As pastry chef at Vancouver’s critically acclaimed fine-dining restaurants, Hawksworth and Bel Café, Wayne Kozinko aims to strike a balance between classic and modern with his culinary style. “Like the rest of the menu, the flavours are a bit all over the map,” Kozinko says of the influences shaping the desserts, sweets, breads and pastries he creates. “I wouldn’t say I follow the trends.”

The Edmonton-born chef knew from an early age that he was destined for a career in the kitchen. “I remember baking with my mom on the weekends — probably as young as five or six,” he says. “In high school, I was one of two guys in the [home-economics] class. I didn’t do so well in the sewing, but I did great in the cooking [portion] and I thought ‘maybe this is my future.’”

Kozinko graduated from North Island College’s Culinary Arts program and completed a culinary apprenticeship at Vancouver Community College before joining the team at Diva at the Met within the Metropolitan Hotel. After cooking savoury at Diva for a few years, a position opened up in the pastry kitchen and Kozinko threw his hat in the ring. “I’d always been interested in [pastry] and toyed around a little [with it] while I was doing savoury,” says Kozinko. “I always felt that’s where I would end up.”

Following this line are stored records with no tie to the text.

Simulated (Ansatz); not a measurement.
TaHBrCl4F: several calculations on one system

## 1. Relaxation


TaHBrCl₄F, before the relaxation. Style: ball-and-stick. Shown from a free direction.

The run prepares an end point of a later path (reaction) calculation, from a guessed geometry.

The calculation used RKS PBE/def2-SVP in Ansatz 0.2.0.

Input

Chocolatier Thomas Haas came on board soon after as Diva’s executive pastry chef, inspiring Kozinko to stay in the role longer than planned in order to learn from the renowned chef. Kozinko cites pastry-competition victories with Haas and his team, such as wins at the 2001 National Pastry Team Championships — where he took top honours in four categories — as some of the highlights of his career.

Kozinko then spent several years as pastry chef at Vancouver’s Yew in the Four Seasons Hotel, before taking the helm of the pastry kitchen at Hawksworth in 2011. “I’m really conscious of not under-doing the plates, but not over-doing them either,” Kozinko says, adding each dish typically incorporates four or five flavours at most.

He strives to keep the menu seasonal. “In the summer, it will always be different berries; later in the summer, it’s yellow stone fruits; into the fall, it’s apples, pears; and in the winter, it’s usually citrus, nuts and different types of chocolates,” he says of the menu’s ever-changing emphasis.

Kozinko likes to experiment with different textures and temperatures, as well as with adding savoury ingredients to his sweet dishes. The dessert menu at Hawksworth features spring-pea ice cream with matcha and lime ($14); crème fraîche with pistachio, rhubarb and strawberry ($14); and candy-cap ice cream with toasted white chocolate, toffee and walnut ($14).

Kozinko is now also overseeing the pastry team at Bel Café’s second location, which launched in June of this year. He says opening his own restaurant may be in the cards one day but, for now, he’s happy with the creativity his role at Hawksworth allows him.